Set enabled to true to enable the backend ingress.
Set pathtype to Prefix or Exact.
Set path to the path where the backend will be available.
Set host to the host where the backend will be available.
In Fusion 5.9.6 only, you can set ingressClassName to one of the following:
- nginx for Nginx Ingress Controller
- alb for AWS Application Load Balancer (ALB)
Configure TLS and certificates according to your CA’s procedures and policies.
TLS must be enabled in order to use AWS ALB for ingress.

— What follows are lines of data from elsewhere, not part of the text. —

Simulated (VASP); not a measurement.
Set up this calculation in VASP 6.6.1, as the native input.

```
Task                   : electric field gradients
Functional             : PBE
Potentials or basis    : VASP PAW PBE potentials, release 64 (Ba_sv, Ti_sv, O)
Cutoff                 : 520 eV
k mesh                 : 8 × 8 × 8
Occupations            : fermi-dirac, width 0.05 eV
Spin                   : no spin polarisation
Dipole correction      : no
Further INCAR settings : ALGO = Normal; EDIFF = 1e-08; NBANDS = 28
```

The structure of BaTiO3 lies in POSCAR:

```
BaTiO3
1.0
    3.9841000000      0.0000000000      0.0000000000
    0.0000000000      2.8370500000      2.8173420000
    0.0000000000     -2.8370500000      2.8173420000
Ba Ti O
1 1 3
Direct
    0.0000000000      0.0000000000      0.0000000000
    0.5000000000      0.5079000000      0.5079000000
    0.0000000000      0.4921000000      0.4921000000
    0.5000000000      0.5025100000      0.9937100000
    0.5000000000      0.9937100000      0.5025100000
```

Connector configuration example

kafka-bridge:
  target: mynamespace-connectors-backend.lucidworkstest.com:443 # mandatory
  plain-text: false # optional, false by default.  
    proxy-server: # optional - needed when a forward proxy server is used to provide outbound access to the standalone connector
    host: host
    port: some-port
    user: user # optional
    password: password # optional
  trust: # optional - needed when the client's system doesn't trust the server's certificate
    cert-collection-filepath: path1

proxy: # mandatory fusion-proxy
  user: admin
  password: password123
  url: https://fusiontest.com/ # needed only when the connector plugin requires blob store access

plugin: # mandatory
  path: ./fs.zip
  type: #optional - the suffix is added to the connector id
    suffix: remote

Minimal example

kafka-bridge:
  target: mynamespace-connectors-backend.lucidworkstest.com:443

proxy:
  user: admin
  password: "password123"

plugin:
  path: ./testplugin.zip

Logback XML configuration file example

<configuration>
    <appender name="CONSOLE" class="ch.qos.logback.core.ConsoleAppender">
        <encoder class="com.lucidworks.logging.logback.classic.LucidworksPatternLayoutEncoder">
            <pattern>%d - %-5p [%t:%C{3.}@%L] - %m{nolookups}%n</pattern>
            <charset>utf8</charset>
        </encoder>
    </appender>

    <appender name="FILE" class="ch.qos.logback.core.rolling.RollingFileAppender">
        <file>${LOGDIR:-.}/connector.log</file>
        <rollingPolicy class="ch.qos.logback.core.rolling.SizeAndTimeBasedRollingPolicy">
            <!-- rollover daily -->
            <fileNamePattern>${LOGDIR:-.}/connector-%d{yyyy-MM-dd}.%i.log.gz</fileNamePattern>
            <maxFileSize>50MB</maxFileSize>
            <totalSizeCap>10GB</totalSizeCap>
        </rollingPolicy>
        <encoder class="com.lucidworks.logging.logback.classic.LucidworksPatternLayoutEncoder">
            <pattern>%d - %-5p [%t:%C{3.}@%L] - %m{nolookups}%n</pattern>
            <charset>utf8</charset>
        </encoder>
    </appender>

    <root level="INFO">
        <appender-ref ref="CONSOLE"/>
        <appender-ref ref="FILE"/>
    </root>
</configuration>

Run the remote connector

java [-Dlogging.config=[LOGBACK_XML_FILE]] \
  -jar connector-plugin-client-standalone.jar [YAML_CONFIG_FILE]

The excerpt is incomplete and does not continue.